Every year as I pack for the 8th grade Washington D.C. field trip, my husband eyes my suitcase with contempt as if I am abandoning him and embarking on a week-long vacation while he’s stuck at home with two squalling children. She gets a week away, a stipend, free food, and sight-seeing, he thinks. But I know that this trip is far from a fun-filled week away from the family. Yes, it can be fun, but it is also a lot of hard work. That Monday morning as I board the bus, I morph from Spanish teacher into bus leader and subsequently become nurse, counselor, and mother to fifty-six. That’s right folks… these fieldtrips are not for the faint of heart—especially when you are on the principal’s bus with the kids who need to be kept in line—the rowdy boys, the girls who buck the dress code, and yes, sometimes the kid who started the fire in the school bathroom several weeks earlier.
Every year is eventful to say the least, but one trip always sticks out in my mind as the trip to end all trips. I began that week armed with aloe for sunburns, bandages for turned ankles, duct tape for broken flip flops, and a pair of small scissors for gum-in-hair removal—the usual. But after a few hours it became clear that things were going to get even more interesting. The girls behind me on the bus began to perk about the text messages that were whizzing around about the drama between Eddie and Clara. At the first rest stop, Eddie from our bus had asked Clara from bus 2 to the Thursday night dance. Under pressure, Clara had said yes, but now regretted her decision, as she was actually hoping to go to the dance with Matt from bus 4. Clara wanted to back out, but at the second rest stop Eddie bought her jewelry, so the situation got awkward. Clara talked to him a few times, trying to let him down easy, but Eddie, being a different kind of kid, wasn’t very good at picking up social cues… like the pained look on Clara’s face when he did the old yawn and stretch at the Nationals game with Matt sitting just on the other side. We chaperones were worried about Eddie getting his feelings hurt. And since the three of them, Eddie, Clara, and Matt were all in my Spanish class together, the principal appointed me to help them sort things out.

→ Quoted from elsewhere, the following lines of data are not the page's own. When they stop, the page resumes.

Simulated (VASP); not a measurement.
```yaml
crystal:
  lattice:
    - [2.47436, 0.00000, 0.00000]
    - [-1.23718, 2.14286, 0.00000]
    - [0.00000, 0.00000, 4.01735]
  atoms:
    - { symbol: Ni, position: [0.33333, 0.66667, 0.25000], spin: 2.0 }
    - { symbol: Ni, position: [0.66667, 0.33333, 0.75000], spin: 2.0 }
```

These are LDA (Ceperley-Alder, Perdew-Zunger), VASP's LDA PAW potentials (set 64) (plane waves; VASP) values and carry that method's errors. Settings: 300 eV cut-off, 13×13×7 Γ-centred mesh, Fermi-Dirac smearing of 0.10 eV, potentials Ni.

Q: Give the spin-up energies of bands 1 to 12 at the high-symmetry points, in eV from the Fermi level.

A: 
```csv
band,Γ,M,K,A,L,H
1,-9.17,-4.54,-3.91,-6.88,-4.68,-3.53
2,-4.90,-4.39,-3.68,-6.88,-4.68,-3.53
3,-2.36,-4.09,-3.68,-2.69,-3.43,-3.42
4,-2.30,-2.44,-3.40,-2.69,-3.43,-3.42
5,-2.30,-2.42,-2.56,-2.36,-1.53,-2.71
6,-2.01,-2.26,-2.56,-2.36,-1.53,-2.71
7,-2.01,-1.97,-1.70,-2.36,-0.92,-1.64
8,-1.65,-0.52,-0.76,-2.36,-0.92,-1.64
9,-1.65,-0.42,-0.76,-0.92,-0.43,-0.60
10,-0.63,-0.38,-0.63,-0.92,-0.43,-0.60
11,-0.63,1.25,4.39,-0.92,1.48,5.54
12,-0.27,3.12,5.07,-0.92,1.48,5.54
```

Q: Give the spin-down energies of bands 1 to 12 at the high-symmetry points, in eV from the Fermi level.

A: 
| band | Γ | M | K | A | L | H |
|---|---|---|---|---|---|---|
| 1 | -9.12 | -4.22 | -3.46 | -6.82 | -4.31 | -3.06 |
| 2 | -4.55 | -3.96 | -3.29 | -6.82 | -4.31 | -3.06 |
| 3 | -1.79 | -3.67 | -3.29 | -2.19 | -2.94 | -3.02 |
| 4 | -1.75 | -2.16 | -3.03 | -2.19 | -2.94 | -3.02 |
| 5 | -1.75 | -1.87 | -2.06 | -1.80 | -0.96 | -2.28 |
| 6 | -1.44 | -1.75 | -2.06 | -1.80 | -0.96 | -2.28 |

As if that weren’t enough drama, later that week I was forced to invade a protest circle in front of the White House in order to extract one of our fourteen year old girls. Natalie, a bright but naïve girl of Middle Eastern decent, had walked up to the group of college students who were chanting in Farsi because she recognized the language her parents spoke and wanted to practice. She saw nothing wrong with it and neither did anyone else. At first. That is until I heard one of the college guys asked her where she was from and say, “Oh, well, now I have a reason to visit Ohio.” As red flags flew up, I charged in and escorted her away. She was confused by my concern, until I explained that the young man, obviously deceived by her beauty and maturity, was hitting on her. “Oh,” she said with a laugh. “Maybe I should have gotten his number. My parents could have traded me to him for a goat!” She wandered off toward the bus with the rest of the kids as I breathed a sigh of relief, but my relief was short lived.
By the time we reached the Department of Treasury less than a block away, a new situation had arisen. The same girl was being approached by afore mentioned fire-starter, Ned. Ned, another socially challenged young man, had been ogling her all week and talking to her any chance he got. Being the kind-hearted girl she was, she laughed and joked with him each time, not realizing how easy it would be for him to misinterpret her “Kindness”, which of course, he did. As he crossed the street toward her in the darkness that night, I knew what was going to happen. I saw it coming like a train wreck and I was powerless to stop it. Sure enough, shy, quiet Ned managed to summon up the courage to ask Natalie to the all-important dance. As I heard the words come out of his mouth I cringed, fearful of what the rejection might do to his fragile psyche. Thankfully, Natalie, though clearly out of Ned’s league, handled things with more grace than most teenagers–or adults for that matter–and explained that she thought he was a very nice boy she already had a boyfriend at another school and just wouldn’t feel right about it. She later asked the principal and me why we thought he had asked her and the principal once again called on Relationship Counselor Cat to explain how being too nice to a boy can easily be misconstrued as flirting.
Some years aren’t quite as exciting. Some years, the big deal is being called to boys’ hotel in the middle of the night to deal with a Swedish-Fish-related eye injury. But every year I return home thoroughly spent. I collapse on the couch, thankful to be off duty for the first time in five days. And every year hubby asks me the same question. Why do you do it? I understand why he asks. I ask myself the same thing at the beginning of every trip. But by the time the week is over, I know without a doubt that I will do it all again in a heartbeat. I’ll do it because it’s an adventure. Because even though I’ve seen the White House nine times, every trip will be different. I’ll do it because I love the history of our country and I love seeing it rediscovered every year. And I’ll do it because I love those kids, and I love watching them as they make memories that will last a lifetime. It is not an easy job. It is at times at times exasperating and exhausting. But it is, above all, rewarding. So much so, that I’d do it for free. But I’ll take the $700… as long as their offering.